Rev. Harry Longueville Jones | |
---|---|
Born | 1806 Piccadilly, London |
Died | 10 November 1870 Kensington, London |
Nationality | British |
Fields |
Archaeology Medieval architecture, History of Wales and artist |
Institutions | Inspector of Schools for Wales |
Alma mater | St John's College, Cambridge and Magdalene College, Cambridge |
Known for | Editor, Archaeologia Cambrensis |
Influences | Leading founder member of the Cambrian Archaeological Association. |
Harry Longueville Jones (1806–1870) was a Welsh archæologist, artist, Inspector of Schools for Wales and leading founding member of the Cambrian Archaeological Association.
Harry Longueville Jones was the great-grandson of Sir Thomas Longueville who died in 1759. The Longuevilles, who came from Wolverton in Buckinghamshire could trace their ancestry back to the Plantagenets Sir Thomas Longueville had married a Conway of Bodrhyddan Hall and he had come to live at Echlusham Hall Wrexham. His daughter Maria Margretta, the sole heiress of the Longueville estates married Captain Thomas Jones of the Court, Wrexham. After his marriage he changed his name to Thomas Longueville-Jones. Longueville-Jones was killed in a duel in 1799 and buried in Wrexham Church. Their son Edward married a Charlotte Elizabeth Stevens, and their son Harry Longueville Jones was born in Piccadilly, London, in 1806. He was educated at a private school at Ealing. He had close connections with other branches of Longueville and Jones families of Penyllan and Llanforda Hall near Oswestry and also Prestatyn in Flintshire. He was also distantly related to the Glynne and Gladstone families, contacts which were to prove useful to him in later life.
From the school at Ealing, he proceeded to St. John's College, Cambridge, but subsequently migrated to Magdalene College, where he graduated B.A. in 1828 (being 31st Wrangler) and M.A. in 1832. He was elected fellow of his college, and held the offices of lecturer and dean, took holy orders in 1829, and for a short period was curate of Connington, near Peterborough in the diocese of Ely, but did not seek any further clerical preferment. In 1832 he relinquished his fellowship at Magdalene College on his marriage in 1834 to Frances, second daughter of Robert Plowden Weston probably of Wellington, Shropshire.

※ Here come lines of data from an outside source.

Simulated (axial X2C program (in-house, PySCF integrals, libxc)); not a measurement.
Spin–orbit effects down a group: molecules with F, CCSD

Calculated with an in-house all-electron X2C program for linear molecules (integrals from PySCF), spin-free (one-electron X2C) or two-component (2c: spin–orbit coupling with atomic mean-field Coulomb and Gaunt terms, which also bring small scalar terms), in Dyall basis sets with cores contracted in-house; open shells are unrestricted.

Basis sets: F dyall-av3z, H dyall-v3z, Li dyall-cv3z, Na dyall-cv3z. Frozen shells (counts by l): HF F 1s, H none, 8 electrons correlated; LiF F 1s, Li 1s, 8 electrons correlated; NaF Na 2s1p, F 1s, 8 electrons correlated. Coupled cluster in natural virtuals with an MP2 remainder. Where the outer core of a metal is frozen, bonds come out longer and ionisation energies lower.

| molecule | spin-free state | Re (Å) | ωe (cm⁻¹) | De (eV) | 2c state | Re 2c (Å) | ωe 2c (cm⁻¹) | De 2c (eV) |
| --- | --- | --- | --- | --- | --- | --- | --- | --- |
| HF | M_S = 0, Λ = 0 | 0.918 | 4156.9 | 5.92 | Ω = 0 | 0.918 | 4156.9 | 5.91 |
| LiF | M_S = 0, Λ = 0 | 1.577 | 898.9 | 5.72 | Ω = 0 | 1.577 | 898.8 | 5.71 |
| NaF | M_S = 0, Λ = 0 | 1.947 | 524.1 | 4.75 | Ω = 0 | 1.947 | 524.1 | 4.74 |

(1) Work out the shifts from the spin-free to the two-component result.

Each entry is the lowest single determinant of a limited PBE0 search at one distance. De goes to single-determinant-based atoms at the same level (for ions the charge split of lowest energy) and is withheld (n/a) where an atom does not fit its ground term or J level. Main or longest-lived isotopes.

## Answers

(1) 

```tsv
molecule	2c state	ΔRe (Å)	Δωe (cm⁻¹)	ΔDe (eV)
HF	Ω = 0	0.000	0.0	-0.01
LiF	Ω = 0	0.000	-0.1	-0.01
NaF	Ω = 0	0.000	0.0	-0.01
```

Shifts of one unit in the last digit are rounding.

He was developing his interests in Welsh topography and his talents as an artist while still an undergraduate at Cambridge. In 1829, the year after he graduated, he had published “Illustrations of the Natural Scenery of the Snowdonian Mountains: Accompanied by a Description, Topographical and Historical of the County of Caernarvon” This is a very scarce folio or elephant folio volume, published by Charles Tilt, with text and fifteen large lithograph prints of Snowdonia. A later publishing venture in 1841, also produced by Charles Tilt (now Tilt and Bogue Publishers) was when Jones together with Thomas Wright published the impressive and detailed two volume Memorials of Cambridge, with Historical and Descriptive Accounts. He and Wright prepared the text and he may have submitted some of the illustrations, but the views of the Cambridge Colleges were taken from a number of sources and engraved by John Le Keux.